It’s fair to say that outside of Norway, that’s not how most people think about it. Most people want violent criminals – people guilty of crimes such as assault, rape, or murder – to suffer. After all, punishing people makes us feel good, and we’re even willing to sacrifice to do it.
OK, we can agree to disagree on the philosophical argument about punishment.
I’m going to lose that one with at least seventy percent of Americans.
But let’s agree on the math.
America’s prisons are not crowded with mostly nonviolent offenders. That’s a myth, as Vox’s very smart criminal justice correspondent German Lopez has pointed out.
The majority of people sitting in prison today committed violent crimes. Check out this graphic from the Prison Policy Initiative:
Over the past decade, we’ve seen a vigorous and bipartisan criminal justice reform movement that’s done really good work in reducing prison populations with minimal impact on violent crime rates – and it’s been very popular with the public. Let’s remember that President Trump, who has campaigned obsessively about the threat of violent crime, signed into law the biggest federal prison reform packages in decades. Most Americans of both major parties, and plucky independents like me, want to see reform.

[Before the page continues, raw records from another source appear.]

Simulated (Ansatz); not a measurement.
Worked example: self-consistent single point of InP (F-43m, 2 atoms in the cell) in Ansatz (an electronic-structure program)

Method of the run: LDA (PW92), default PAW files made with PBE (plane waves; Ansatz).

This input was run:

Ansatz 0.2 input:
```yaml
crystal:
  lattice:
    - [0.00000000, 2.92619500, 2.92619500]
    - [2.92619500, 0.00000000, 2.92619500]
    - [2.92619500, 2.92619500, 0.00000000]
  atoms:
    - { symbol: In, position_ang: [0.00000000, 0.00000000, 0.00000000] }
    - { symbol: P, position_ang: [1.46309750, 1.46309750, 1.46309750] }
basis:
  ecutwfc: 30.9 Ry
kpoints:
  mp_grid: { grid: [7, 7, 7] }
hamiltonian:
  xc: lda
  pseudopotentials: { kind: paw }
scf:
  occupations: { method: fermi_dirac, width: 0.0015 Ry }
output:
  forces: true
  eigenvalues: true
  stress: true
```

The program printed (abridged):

But the politics has been relatively easy because these efforts are aimed at nonviolent offenders.
When politicians promise that they will significantly reduce prison populations, it is fair to ask how they plan to do so without changing the way violent crime is punished.
During the Wisconsin Gubernatorial election, the Democratic candidate Tony Evers said he wanted to reduce the state’s prison population by half. Incumbent Republican Governor Scott Walker countered that the majority of the Wisconsin prison population is composed of violent offenders. Evers countered that he would not be focusing on releasing violent offenders, essentially admitting Walker’s point. That means that no matter what Evers chooses to do in Wisconsin, if he holds by his promise to basically leave the violent offender population as is, he can’t even come close to reducing the population by half.
We can expect this scenario to play out time and time again unless politicians are forced to directly confront the reality of what is really driving mass incarceration in America. We have a considerable amount of violent crime, and Americans by and large are in favor of punishing that crime quite harshly.
Is there any real hope for that changing? There are signs that there are cracks in America’s violent crime consensus.
As whipsmart criminologist John Pfaff notes, the ruby red state of Wyoming is currently moving to make unsupervised parole an option for a number of violent crimes, including manslaughter and aggravated assault. Reformist Philadelphia District Attorney Larry Krasner is testing the waters on lowering murder charges.
While I focused on Harris in this post, it’s worth noting that the entire current crop of presidential candidates has mostly been mum on the issue of changing how we punish violent crime. Likely entrant Bernie Sanders, the most left-wing candidate and an independent democratic socialist who is defeating every Democrat except for former Vice President Joe Biden in current polling, has more or less entirely avoided the issue.
Of all of the contenders, the only one I know of who has ever publicly talked about the need to punish violent offenders less harshly is New Jersey Democratic Senator Cory Booker, who is likely to run. It remains to be seen whether Booker will be willing to raise the issue on the campaign trail when he is likely to be competing for key constituencies against a dedicated tough-on-crime warrior like Biden.